Last week, the “Radio Times” published an article by former
TV talk show host Sir Michael Parkinson, calling for UK television to have a
US-style chat show for five nights a week. According to him, the only time it
was tried was when Channel 5 launched with “The Jack Docherty Show” in 1997.
However, research digs up Channel 4’s “V Graham Norton” (2002-03), Norton having
first presented a chat show by standing in for Docherty; BBC Three’s “Johnny
Vaughan Tonight” (2003), and most recently ITV’s “The Nightly Show” (2017),
before you count shows from Paul O’Grady, Alan Titchmarsh and Richard & Judy
during daytime hours. Parkinson then suggested Piers Morgan as host, someone
who already had his own chat show, on CNN, which was cancelled in 2014 following
declining ratings.
Television isn’t exactly bereft of different ways to have one
person interviewing someone else, but the reason I am not a fan of it when
presented to me as a chat show is because there is something that feels insincere
about them. Rarely would anyone turn up on a chat show because they fancy a
chat, and even less if they like the host – it is more likely there is
something to tell, or sell, about themselves, or something that involves them. News
and current affairs programmes, in search of truth, are more likely to probing
of their interviewees than when they are sat on the sofas of Graham Norton and
Jonathan Ross’s shows, because they are set up to be more entertaining, which
can also be read as less demanding – the one late-night interview show we have
in the UK is “Newsnight,” which originally began in 1980 instead of giving more
nights to Parkinson’s show. While his article talks of combining showbiz, politics,
popular culture and sport in one show, Parkinson could have easily become a
presenter of “Newsnight” instead.
Reading the “Radio Times” article, I don’t get why the effort
of putting on a US-style chat show in the UK is being demanded by Parkinson –
there is something about it being an important and entertaining fixture, and if
it works in the US, it should work here, but the implication is that our own
shows don’t work – Parkinson has often criticised other chat show presenters,
including Terry Wogan, Graham Norton, Davina McCall and Lily Allen, both for
the quality of their shows and the rigour of their interviewing skills, especially
with the remark in 2016, “I wouldn't ever say that Terry Wogan's claim to fame
was as an interviewer. Not at all.”
I should say that I do watch chat shows from the US on a
regular basis, as they upload clips to YouTube, but when I do, they are usually
from the first half of the hour, before the guests have come out. The US
tradition is to begin with the host’s monologue about the day’s events, supplanting
the nightly news bulletin, and follow it with another feature, sketch or a game
– Stephen Colbert has built his current reputation on the quality of his monologues
about Donald Trump, while James Corden and Jimmy Fallon’s interactions with
guests are more memorable when they are framed within rap battles and “Carpool Karaoke.”

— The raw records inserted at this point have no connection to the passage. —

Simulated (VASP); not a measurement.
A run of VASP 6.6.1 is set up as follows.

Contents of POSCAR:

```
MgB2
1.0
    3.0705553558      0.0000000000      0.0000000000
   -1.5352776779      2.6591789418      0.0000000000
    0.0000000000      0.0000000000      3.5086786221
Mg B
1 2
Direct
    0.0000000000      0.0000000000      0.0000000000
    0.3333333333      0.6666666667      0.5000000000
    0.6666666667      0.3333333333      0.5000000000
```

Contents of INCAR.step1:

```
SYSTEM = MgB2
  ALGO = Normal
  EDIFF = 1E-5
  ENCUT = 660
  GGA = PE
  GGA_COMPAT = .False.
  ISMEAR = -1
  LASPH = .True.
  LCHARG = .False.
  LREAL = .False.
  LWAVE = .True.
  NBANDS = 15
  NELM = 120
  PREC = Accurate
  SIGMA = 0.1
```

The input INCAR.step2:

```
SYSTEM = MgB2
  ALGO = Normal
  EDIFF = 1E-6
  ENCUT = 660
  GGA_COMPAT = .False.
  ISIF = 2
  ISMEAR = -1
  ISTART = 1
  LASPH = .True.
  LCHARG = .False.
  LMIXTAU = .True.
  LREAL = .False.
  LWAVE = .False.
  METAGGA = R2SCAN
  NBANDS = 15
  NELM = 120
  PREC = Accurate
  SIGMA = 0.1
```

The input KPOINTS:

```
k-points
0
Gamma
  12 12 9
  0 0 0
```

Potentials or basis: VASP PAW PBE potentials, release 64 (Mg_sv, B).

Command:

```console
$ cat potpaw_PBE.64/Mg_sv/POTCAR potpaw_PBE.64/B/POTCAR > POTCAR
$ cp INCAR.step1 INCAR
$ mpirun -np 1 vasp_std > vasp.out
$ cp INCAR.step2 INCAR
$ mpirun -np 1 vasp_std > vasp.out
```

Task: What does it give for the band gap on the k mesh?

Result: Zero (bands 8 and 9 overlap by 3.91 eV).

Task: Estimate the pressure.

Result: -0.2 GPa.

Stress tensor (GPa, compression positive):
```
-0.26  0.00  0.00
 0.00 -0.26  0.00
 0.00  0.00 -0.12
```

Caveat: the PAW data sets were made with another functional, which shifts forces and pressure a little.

Add in a musical performance at the end of the show, and US chat shows don’t
have a lot to do with chat.
In fact, there is already a show on UK television, in prime
time, that has guests from Hollywood and the West End, that have as much
factual content and musical performances as the US shows do, and it is “The One
Show,” which is just as close to “Blue Peter” – famously, in 2011, presenter Matt
Baker asked David Cameron, when he was Prime Minister, “how on Earth do you
sleep at night,” because he genuinely, innocently, wanted to know.